Abstract: The late John Howard Yoder's posthumously published essays on Jewish-Christian relations display the breadth and depth of his scholarship. In them Yoder integrated biblical, historical and theological scholarship into multiple, provocative theses about how Christians should conceive their relationship with the people first called Israel. This essay outlines Yoder's main contentions, critically examines the main critiques leveled against his claims and proposes areas for further theological discernment on the part of churches in the Anabaptist-Mennonite tradition that would engage in the broader Christian conversation as to how Christians and Jews are to be the people of God together.

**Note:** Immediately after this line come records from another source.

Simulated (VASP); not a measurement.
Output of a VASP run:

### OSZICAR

Perhaps no other matters engender more controversy or are of as much theological import to the church's identity and her witness than the questions of the proper Christian understanding of Judaism and of the church's relationship to the Jewish people. The past half-century has witnessed a flurry of theological exploration and re-visioning on these contested issues, from academic treatises to ecclesial declarations. The Catholic and mainline Protestant churches have undertaken major study projects over the past decades, tackling such questions as: Do Jesus and Paul set aside "Judaism"? Does the church replace the synagogue? Should Christians proselytize Jews? How to atone for the evils of the Holocaust (Shoah)? How to relate theologically to the State of Israel? (1) While these reexaminations of the church's theology of and approach to Judaism emerged in large part out of a desire to repent for the church's history of anti-Jewish actions, culminating in the genocide of millions of European Jews during the Second World War, at their most profound level these new theological currents have been products of the recognition that the church, if it is to be the people of God with any integrity, must grapple theologically and reconcile with the people who were first called "Israel." Anglican theologian Oliver O'Donovan poignantly asks: "How can the church be clothed with Israel's name and vocation if the possessor of that vocation is remote from it?" (2)
Mennonite involvement and engagement with these efforts to rethink the Christian relationship with Judaism have been limited, even as Mennonite missionaries have been active supporters of Messianic Jewish communities in Israel and as Mennonite relief and development workers have walked alongside the Palestinian victims of the Jewish state. (3) Some of the limited Mennonite reflection on Judaism has reproduced the "supersessionist" assumptions of traditional Christian thought, whereby the election of the Jewish people is set aside and the church replaces the Jewish people as the rightful and exclusive bearer of the name Israel. In the early years of his ministry in Israel, for example, Roy Kreider, a longtime Mennonite missionary, expressed the traditional view when he wrote that "Jews are no longer covenant people except as individuals make covenant with God through Jesus Christ." (4)
The posthumous publication of essays on Jewish-Christian relations by the late Mennonite theologian John Howard Yoder represents an opportunity for the churches in the Anabaptist-Mennonite tradition to join the broader Christian conversation about the proper theological understanding of Judaism. From the 1970s to the 1990s, Yoder delivered a series of lectures at the Tantur Ecumenical Institute in Jerusalem, Bethel College in North Newton, Kansas, and Earlham College in Indiana, assessing Jewish history and Christianity's relationship to Judaism from a "free church" perspective. Michael Cartwright, a Methodist theologian and careful student of Yoder's work, and Peter Ochs, a leading Jewish thinker, have provided an invaluable service in faithfully bringing these essays, previously available only as a "desktop packet" that Yoder had assembled, to print under the title The Jewish-Christian Schism Revisited (Eerdmans, 2003). …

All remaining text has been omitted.